What is the best approach to manage a large number of small arrays?

Hi friends,

I have a use case that I need to manage a number of small arrays (5k arrays, each array no larger than 1000 * 100), and each array is of a specific category. So I think there are two apporaches:

  1. Create 5k dask arrays. But I think array sizes of 1000*100 is too small, and will hurt dask’s performance.
  2. Concatencate all arrays to one “big” dask array, and let dask select a “good” chunk size.

For the second approach, I might have to append each array with a column of category id before concatencating, in order to obtain original arrays from the “big” array. For example, the “big” array X might be like:

x x x 0
x x x 0
y y y 1
y y y 1
y y y 1
z z z 2
z z z 2

In order to get the second sub array (with y s), I should use X[X[3] == 1]. But I think this is not efficient enough, because I only need to find the first and the last occurance of 1, but X[X[3] == 1] will compute all values in the 4th column with 1.

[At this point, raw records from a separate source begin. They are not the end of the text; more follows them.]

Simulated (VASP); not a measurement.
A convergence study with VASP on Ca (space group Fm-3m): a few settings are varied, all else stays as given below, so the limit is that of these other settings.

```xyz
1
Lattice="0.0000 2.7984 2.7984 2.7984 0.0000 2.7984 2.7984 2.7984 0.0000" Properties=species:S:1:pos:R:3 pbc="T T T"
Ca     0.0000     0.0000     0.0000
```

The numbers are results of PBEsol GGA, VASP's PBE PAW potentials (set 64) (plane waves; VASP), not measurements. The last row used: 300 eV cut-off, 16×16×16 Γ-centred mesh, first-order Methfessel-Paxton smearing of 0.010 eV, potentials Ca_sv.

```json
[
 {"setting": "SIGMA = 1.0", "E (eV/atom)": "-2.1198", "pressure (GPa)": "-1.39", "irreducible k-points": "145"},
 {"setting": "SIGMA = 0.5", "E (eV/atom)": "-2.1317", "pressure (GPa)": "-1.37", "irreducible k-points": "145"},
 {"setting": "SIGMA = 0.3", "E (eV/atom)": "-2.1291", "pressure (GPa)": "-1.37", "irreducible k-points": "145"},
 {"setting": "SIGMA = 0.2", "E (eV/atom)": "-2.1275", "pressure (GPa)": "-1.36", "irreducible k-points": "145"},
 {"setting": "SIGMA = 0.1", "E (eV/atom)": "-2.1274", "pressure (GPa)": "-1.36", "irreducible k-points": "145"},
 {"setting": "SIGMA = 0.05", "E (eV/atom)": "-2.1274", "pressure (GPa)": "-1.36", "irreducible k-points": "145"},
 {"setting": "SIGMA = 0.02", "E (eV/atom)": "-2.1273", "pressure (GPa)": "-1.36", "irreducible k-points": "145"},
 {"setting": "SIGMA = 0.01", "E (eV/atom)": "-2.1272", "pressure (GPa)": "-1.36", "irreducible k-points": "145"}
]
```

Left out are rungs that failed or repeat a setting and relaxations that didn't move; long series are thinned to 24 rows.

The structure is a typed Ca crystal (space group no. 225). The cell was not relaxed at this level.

So do you have idea on my use case? What is the best approach to do this? Thanks a lot.

Hi @Arsenal591,

Could you be more precise about your small arrays shape? Is it one specific shape for each one?
Also, could you also precise if the computation you apply on each array are independent (e.g. embarrassingly parallel problem)?

You can have non repeated block on Dask arrays (see Chunks — Dask documentation), and maybe also non regular ones?
If the computation you have to perform is embarrassingly parallel, then you migh just want to use Delayed on simple Numpy arrays rather than building a Dask array.